This enables the male patriarchy to control the flow of information and, more importantly, misinformation. The saddest part is that this abusive, controlling, manipulative system utilises the female authority figures in the family to operate: They are often the ones who indoctrinate the next generation into toeing the patriarchal line. The result is generations of under-nourished, under-educated, ill-informed young women unaccustomed to thinking or pursuing knowledge. The only way to communicate this without an info-dump like this paragraph was to use a syntactical form that clearly conveys the narrator’s lack of education and awareness. The opposite of a “woke” woman.
Sadly, I’ve personally known and met many such individuals, and seen this tragic systemic abuse perpetuated over generations. I strove to capture that mindset and outlook through the narrator’s “voice” as naturalistically as possible.
As far as positive representation is concerned, that’s a tough one. Obviously, I’m fiercely critical of such a system which erases individual identity and suppresses basic human rights, but the attempt here was to emulate the “voice” and let the first-person account speak for itself, allowing the reader to view the person’s horrific situation and be as shocked as I myself was when I first encountered such cases.
This story packs quite a punch, both a terrific science fiction tale and a critical look at the institution of child marriage in India. Even the character’s name, Revathi, means someone who is generous and a peacemaker, someone searching for emotional and financial stability. You are often outspoken on the subjects of caste, religion, and child marriage, and many of your stories explore these matters in great detail. Why is that?
Because these are real issues that affect hundreds of millions in India and worldwide. Child marriage is not uniquely an Indian problem: It’s a major issue in the US, too. At least in India it’s illegal. Even though enforcement of the law is often difficult, if not impossible, it does deter a large number of potential abusers. But here in the USA, child marriage is very much legal and widely prevalent. As I write this, in mid-June 2017, the state of New York is still working toward banning child marriage permanently. If it’s taken New York this long, imagine the state of the rest of the country. It’s a horrible fact that girls not yet in double digit ages are married off to much older men, and that such unions are sanctified by church, state, and society.
In India, there’s millennia of systemic hierarchical abuse pressuring families into marrying off their girl children, condemning them to a lifetime of male abuse and dominance. India has the largest population of children in the world right now, hundreds of millions of young girls being forced into such unions without being given the time to mature, learn, educate, or decide for themselves. Every morsel they eat, every item of clothing they wear, every rupee they are permitted is controlled, withheld, denied, used as a bargaining tool to manipulate them into obeying the dictates of their elders, always with the men of the family dominating.
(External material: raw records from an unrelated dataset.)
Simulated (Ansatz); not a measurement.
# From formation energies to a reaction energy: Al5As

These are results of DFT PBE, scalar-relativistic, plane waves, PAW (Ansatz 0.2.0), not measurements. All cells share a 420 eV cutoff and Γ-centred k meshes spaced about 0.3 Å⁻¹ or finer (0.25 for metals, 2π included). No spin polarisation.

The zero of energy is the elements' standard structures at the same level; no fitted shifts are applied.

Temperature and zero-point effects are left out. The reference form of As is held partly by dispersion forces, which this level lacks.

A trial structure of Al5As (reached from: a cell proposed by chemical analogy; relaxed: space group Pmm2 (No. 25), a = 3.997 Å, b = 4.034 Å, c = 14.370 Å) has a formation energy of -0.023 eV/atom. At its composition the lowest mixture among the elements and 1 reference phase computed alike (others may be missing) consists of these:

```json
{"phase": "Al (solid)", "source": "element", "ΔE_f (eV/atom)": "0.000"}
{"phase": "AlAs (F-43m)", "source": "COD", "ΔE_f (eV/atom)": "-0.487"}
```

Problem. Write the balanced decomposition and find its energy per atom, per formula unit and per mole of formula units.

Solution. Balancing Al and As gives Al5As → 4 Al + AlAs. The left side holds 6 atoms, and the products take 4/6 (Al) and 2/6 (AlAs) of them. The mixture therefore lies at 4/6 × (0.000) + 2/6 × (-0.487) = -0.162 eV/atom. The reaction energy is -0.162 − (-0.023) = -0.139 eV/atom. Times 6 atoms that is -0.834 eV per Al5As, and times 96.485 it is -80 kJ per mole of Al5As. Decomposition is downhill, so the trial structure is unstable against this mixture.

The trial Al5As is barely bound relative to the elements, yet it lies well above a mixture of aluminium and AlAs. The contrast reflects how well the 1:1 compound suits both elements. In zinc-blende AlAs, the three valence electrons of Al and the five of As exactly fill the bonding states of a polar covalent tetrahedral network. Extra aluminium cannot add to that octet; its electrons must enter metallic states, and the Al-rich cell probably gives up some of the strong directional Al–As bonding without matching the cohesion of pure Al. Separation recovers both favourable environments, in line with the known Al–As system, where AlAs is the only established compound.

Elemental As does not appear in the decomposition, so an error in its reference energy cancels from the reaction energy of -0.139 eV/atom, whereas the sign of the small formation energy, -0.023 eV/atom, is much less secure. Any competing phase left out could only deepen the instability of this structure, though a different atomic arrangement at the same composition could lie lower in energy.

It’s no surprise that India is the largest provider of bodies for the global sex trafficking trade, the fastest-growing criminal activity in the world today. In many parts of the country, girl babies are killed at birth supposedly to avoid them facing such a fate—and co-incidentally to provide the male siblings with unchallenged control of the family’s assets. In other places, families “manufacture” girl babies to sell them to the sex trafficking trade, which is now corporatised and managed by bureaucrats, politicians, NGOs, and social workers, under various guises including the notorious “adoption” industry.
Even the Indians you mostly encounter in the US and the Western world are almost always upper caste, upper class majority community. It’s somewhat like assuming that rich WASP Republicans represent the whole of the USA. You’ll rarely encounter low caste, minority, or lower class Indians. Why is that? Because they’re invisible. The case of Devyani Khobragade, the Indian Deputy Consul General in New York City, is just one case that got national exposure. There are an unknown number of Asians in the US who have been trafficked illegally, or brought here under the legal pretext of employment as assistants, maids, drivers, cooks, nannies, or servants of one kind or other. It’s common in upper class, upper caste majority community families in India—read that simply as rich Hindus—to superficially “adopt” a child who is in fact nothing more than an indentured slave.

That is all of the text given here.